If you’re like many financial planners, you may be reluctant to funnel your time and money into niche marketing. After all, shouldn’t you try to reach as many potential clients as possible with your marketing efforts? Won’t you be missing out on a lot of opportunities when you tailor your message to appeal to a smaller group? Surprisingly, the answer is “no.” In fact, when you cast your net too wide or try to be all things to all people, you’re more likely to fail.
The truth is, focusing on a niche helps you stand out from your competition and eliminates many of the potential objections people have about doing business with you. The key to attracting lots of new clients is to have a marketing message that speaks directly to a specific group.

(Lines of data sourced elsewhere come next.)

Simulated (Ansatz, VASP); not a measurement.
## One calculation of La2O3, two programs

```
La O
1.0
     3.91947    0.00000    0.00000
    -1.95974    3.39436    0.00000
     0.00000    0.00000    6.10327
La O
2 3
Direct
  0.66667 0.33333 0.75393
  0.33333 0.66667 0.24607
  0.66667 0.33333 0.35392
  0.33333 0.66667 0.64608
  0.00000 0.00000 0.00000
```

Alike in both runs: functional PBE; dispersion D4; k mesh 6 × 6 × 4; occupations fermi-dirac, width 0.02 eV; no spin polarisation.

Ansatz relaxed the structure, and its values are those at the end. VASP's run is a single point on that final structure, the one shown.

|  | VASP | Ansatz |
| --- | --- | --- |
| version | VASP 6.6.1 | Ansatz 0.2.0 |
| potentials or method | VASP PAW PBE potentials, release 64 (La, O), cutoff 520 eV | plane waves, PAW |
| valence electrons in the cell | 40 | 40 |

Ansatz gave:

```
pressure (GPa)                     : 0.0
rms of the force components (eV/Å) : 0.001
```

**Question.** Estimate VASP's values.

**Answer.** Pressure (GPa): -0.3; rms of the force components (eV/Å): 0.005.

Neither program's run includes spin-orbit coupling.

That said, there are a lot of people out there who might be interested in your financial planning services. How do you narrow your focus and accurately pinpoint which group is best for your business … and vice versa?
First, I recommend starting with your current list of clients. Look for commonalities: whether one group is spending more on your services than another, who you enjoyed working with, and so on. For instance, maybe you notice that a significant portion of your new clients are widows or widowers, or couples who have just had a child. Building on your current strengths is one of the easiest ways to become the predominant expert in a particular area.
Once you have an idea of what your general niche market might be, here are five questions to ask yourself:
What Is the Size of the Market?
You don’t want to look back a year down the road and realize that the market isn’t as big as you assumed.
Is the Marketplace Growing or Shrinking?
How many new people are entering the niche who may need your products or services? For instance, if you’re planning on targeting recent college grads, your market isn’t going to disappear anytime soon. But if you target baby boomers, you have to assume that your pool of potential clients will eventually dry up.
Can You Easily Reach Key Decision Makers?
Are there magazines just for the market you are targeting? Associations? Websites? Are there other people selling products or services to this group that you can joint-venture with or rent a mailing list from? This can trip up people who define their niche through attitudes or behaviors such as “I market to people who want to take control of their financial futures.” It’s tougher than you think to find those people.
How Much Money Is Your Niche Able or Willing to Spend?
You can accept as gospel that some of your prospects will think your prices or commissions are too high. In reality, that has more to do with how well you communicate the benefits of your financial planning services, but the market you choose to sell to will also influence how much you can charge.
Is There Potential for Additional Business?
It’s easier to sell something additional to an existing customer than it is to acquire a new customer. Not surprisingly, a niche that will use your services often is far more attractive than one that uses them only occasionally.
And finally, a friendly reminder of what you already know: You need to be aware of any legal or regulatory issues that govern your services or niche market. For example, as a financial planner, compliance issues may limit what you can communicate on websites and in your marketing materials.